This week U.K. financial services firm Grant Thornton, working with data supplied by global market research firm Gfk, issued a tough audit of London's fledgling start-up culture's chances.

A third of prospective British Steve Jobs surveyed complained they are being hindered by a lack of capital, whether sourced from institutional or private investors, while almost the same percentage, 29%, believe their company is missing significant business opportunities because they cannot secure funding in time. Nineteen percent of respondents said they had to pink slip staff because they couldn't secure the necessary funding to keep them.

[ Will tech funding efforts like these be enough? Read London's New VC Fund For Tech Startups. ]

Almost a quarter (23%) of respondents said that the length of time it took to secure capital is an issue, while 44% of the smallest startups -- companies making less than £1 million ($1.5 million) -- said they are concerned about accessing credit this year.

The worry is backed up by British entrepreneur Mike Lynch, who in an interview Wednesday with London financial paper City A.M. agreed Britain's chances of building a convincing native IT sector are being seriously hampered by local investor "timidity."

"In the venture capital world, London is considered dysfunctional," he claimed, adding that when companies do get to size -- about £100 million ($151 million) -- almost no British tech CEOs choose to IPO but instead opt to "sell to a larger company and move on."

British tech firms have been so "battered" by London's money men, said Lynch, that "they tend to sell out or build up to take it to Nasdaq." Although Lynch's brand might be somewhat damaged in American eyes following the bad blood over HP's claims it had spent too much on his Cambridge-headquartered software company Autonomy, he still enjoys high status in the U.K., where journalists refer to him as "the U.K.'s first software billionaire."

Steve Leith, who heads up Grant Thornton's early-stage technology team, said there is a "stark contrast" between U.K. and U.S. tech funding. In the U.K., "whilst there is an increasing flow of angel capital, we see a growing gap for businesses requiring investment of £500,000 to £2 million ($755,000 to $3 million)", he said.

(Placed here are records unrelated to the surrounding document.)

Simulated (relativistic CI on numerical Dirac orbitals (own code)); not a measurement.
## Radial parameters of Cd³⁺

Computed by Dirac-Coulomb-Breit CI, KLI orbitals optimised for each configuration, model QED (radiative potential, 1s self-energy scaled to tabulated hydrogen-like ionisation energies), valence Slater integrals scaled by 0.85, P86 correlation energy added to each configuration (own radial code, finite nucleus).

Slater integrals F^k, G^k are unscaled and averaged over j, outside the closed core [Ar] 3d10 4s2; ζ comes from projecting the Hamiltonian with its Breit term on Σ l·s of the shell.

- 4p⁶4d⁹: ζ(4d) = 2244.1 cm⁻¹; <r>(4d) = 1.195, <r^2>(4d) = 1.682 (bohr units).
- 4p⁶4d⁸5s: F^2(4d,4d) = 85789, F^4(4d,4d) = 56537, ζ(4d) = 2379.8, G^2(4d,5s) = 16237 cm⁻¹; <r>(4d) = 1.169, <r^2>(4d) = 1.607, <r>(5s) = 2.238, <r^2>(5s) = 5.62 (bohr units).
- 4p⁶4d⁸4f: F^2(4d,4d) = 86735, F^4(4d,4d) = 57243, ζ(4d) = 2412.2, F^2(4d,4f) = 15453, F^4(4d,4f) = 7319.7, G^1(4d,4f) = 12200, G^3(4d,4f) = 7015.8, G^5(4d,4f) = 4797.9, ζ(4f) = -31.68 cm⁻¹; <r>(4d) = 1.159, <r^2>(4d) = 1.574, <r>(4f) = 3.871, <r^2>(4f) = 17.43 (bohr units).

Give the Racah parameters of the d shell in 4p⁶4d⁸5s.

In the U.S., in contrast, the cycle of tech entrepreneurs reinvesting in start-ups is "fully developed and the VC community has a greater appetite for risk," he said. "[British] businesses need development capital," he warned. "Without it they are not only in danger of missing their growth opportunity, but in having to make redundancies, or at worst failing completely before they've really even begun."